So, next time a face in need turns your direction, Sow Some Good Seeds & in honoring them, honor yourself, for we truly are All One.

Tuesday, May 5, 2015

Soulmates: Expanding the Definition...

Soulmates
The word conjures up a specific meaning within our culture. For women, it  has something to do with a happily ever after & a man on white horse gallivanting away with us.

But what if our "Soulmates," our REAL Soulmates, are more than just the opposite sex in a romantic relationship?

What if our Soulmates are the people planted smack dab in the middle of our lives, (with or without fair warning), that change us, that teach us valuable lessons, that when they leave our lives, leave us with an indelible mark that they were there?  What if they are some of the most aggravating, & antagonizing people that have crossed our path?

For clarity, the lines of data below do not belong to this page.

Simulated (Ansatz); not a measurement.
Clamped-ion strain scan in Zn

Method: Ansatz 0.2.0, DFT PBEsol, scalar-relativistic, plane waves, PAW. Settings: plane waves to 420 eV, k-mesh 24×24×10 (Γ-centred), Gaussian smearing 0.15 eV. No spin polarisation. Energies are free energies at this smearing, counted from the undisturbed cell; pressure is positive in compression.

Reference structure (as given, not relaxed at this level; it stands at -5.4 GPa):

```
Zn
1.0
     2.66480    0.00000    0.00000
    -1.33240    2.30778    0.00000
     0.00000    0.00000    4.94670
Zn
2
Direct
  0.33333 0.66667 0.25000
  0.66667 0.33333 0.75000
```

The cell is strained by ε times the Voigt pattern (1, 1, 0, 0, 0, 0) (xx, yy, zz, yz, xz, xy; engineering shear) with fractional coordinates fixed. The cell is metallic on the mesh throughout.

I think broadening our definition of the term Soulmate to include those people serves us well.  There is a manager I worked with who was so difficult, I couldn't stand the thought of him.  He taught me some of the most valuable lessons on how to manage people, practically, by my being dragged through the mud to do it.  I have notches on my managerial tool belt that I can contribute directly to him.  At the time, it was sheer hell.  In retrospect, I was attending some serious soul school with an amazing professor.

When we're in the midst of deep emotional turmoil with others & can't see straight,  it's beyond difficult to see the silver lining & think,  "Wow, some day I'll look back on this & be grateful he treated me like crap."

 I guess the best thing to keep your chin up is to just bear in mind, what my Soul Sister & I said as teenagers, "Everything happens for a reason."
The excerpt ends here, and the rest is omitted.